My dad later passed due to his alcohol addiction, resulting in me getting a sizable inheritance. I spent it in just 18 months on things that were killing me and giving me only temporary relief from the fact that I couldn’t stand myself for what I had become. After a few more stays in the Gwinnett County jail, I decided to get sober. I took a half-hearted stab at working the 12 steps to please my family and the sober living that took me in. I brought so much dishonesty into AA’s honest program that I ended up chasing myself right back out to the streets where that kind of behavior is a way of survival.

I took to the streets once again, thinking somehow that everything would be different this time, but it was so much worse than I ever remembered it being. The boys in blue caught up to me again and threw me in the Cherokee County Detention Center. While I was there, I noticed a list of treatment facilities posted on the bulletin board. The Extension was on that list. I had heard a lot of positive things about the love and fellowship of this particular facility. I was so very desperate at this point that I would do anything to shape up.

After going to court, I was unexpectedly released because there was suppose to be a probation hold on me from Gwinnett County. I was initially happy to get out of jail as anyone would be, but the circumstances of my last relapse dawned on me as I walked out those doors to freedom. I had no one. When I got arrested, I had no shoes on, and my clothes were filthy, so that is exactly the attire that I was released in. So this shoeless, homeless and broken addict called someone from AA rooms because there was no one else at this point. I told him to take me to The Extension, hoping to get in. I sat out in the Serenity Garden, waiting for Robert Jordan to arrive to conduct the interview. I walked into his office and could barely get a word out because I was crying so hard at how miserable I was and about all that I had lost.

By the grace of God, he let me in and told me “welcome home.” The gift of desperation had me so willing and so grateful that I truly felt the sunlight of the Spirit shining brightly on my face. Three days into my admittance into the program, I received the news that my probation in Gwinnett County picked up on the fact that I had incurred a new charge. I was told to turn myself in the very next day. My counselor, Tony Stanley, and Robert Jordan told me a phrase that I carried with me during the nine months that I had to do in prison, “stay the course” and that there would be a bed waiting for me upon my release.
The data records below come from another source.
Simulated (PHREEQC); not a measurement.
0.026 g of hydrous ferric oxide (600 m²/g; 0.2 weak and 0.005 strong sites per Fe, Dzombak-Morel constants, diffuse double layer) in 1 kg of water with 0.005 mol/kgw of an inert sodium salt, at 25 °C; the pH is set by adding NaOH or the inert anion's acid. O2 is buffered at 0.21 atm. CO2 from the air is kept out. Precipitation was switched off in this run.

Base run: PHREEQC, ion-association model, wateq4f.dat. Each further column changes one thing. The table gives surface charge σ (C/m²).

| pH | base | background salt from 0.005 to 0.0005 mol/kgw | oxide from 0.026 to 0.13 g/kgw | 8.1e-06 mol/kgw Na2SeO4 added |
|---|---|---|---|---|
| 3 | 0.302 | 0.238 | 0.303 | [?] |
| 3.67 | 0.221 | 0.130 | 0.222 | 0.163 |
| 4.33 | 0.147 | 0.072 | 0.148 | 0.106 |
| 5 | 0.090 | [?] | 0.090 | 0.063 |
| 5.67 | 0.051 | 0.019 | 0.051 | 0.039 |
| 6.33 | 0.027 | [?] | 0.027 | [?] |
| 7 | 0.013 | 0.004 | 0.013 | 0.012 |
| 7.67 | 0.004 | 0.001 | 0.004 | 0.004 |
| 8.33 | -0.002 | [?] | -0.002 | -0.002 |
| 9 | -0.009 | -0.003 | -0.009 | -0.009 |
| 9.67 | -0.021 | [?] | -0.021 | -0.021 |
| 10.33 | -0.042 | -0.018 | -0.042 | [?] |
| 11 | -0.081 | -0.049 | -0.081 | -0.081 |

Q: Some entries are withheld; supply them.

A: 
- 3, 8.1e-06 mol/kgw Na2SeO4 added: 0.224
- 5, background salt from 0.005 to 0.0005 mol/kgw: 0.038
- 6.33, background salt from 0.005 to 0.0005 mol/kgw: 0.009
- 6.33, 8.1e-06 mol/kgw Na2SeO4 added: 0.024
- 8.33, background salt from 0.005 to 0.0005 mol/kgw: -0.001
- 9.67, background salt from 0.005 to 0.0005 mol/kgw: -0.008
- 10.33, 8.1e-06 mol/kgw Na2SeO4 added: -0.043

I stayed away from all the trouble while inside and stayed the course by remaining sober and vigilant, and sure enough, upon my release after 9 months of incarceration, Mr. Jordan kept a bed for me. The program’s promises and “staying the course” are paying off in ways that I could’ve never thought possible. In collaboration with my sponsor, support network, and family, The Extension has provided me with a safe place to recover and gather the emotional and spiritual tools necessary, not only for lasting freedom from drugs but also for living a happy and successful existence. Robert Jordan, Tony Stanley, and Cody Davis have taught me how to give instead of taking and how to show up in all the relationships of life as a meaningful positive presence.

They’ve taught me the importance of walking through fear, and as a result, I am reaping more rewards than I could have ever imagined. Because of this place, I will forever consider home (the place where I truly grew up). The Extension, I keep my commitments, am gainfully employed, legally own, and operate a motor vehicle. Those bridges that I burned have been replaced with far better, more lasting ones. I’m in awe of God’s grace for my life shown through the staff’s selfless acts of this magical place where hopelessness gets turned to hope, where defeat gets turned into conquer, where hate becomes love. A year ago, I was sitting in a prison cell, waiting for my release to get another chance at cleaning up the wreckage of my life. The Extension has given me that chance. I can’t imagine what life will have in store for me as long as I keep “staying the course.”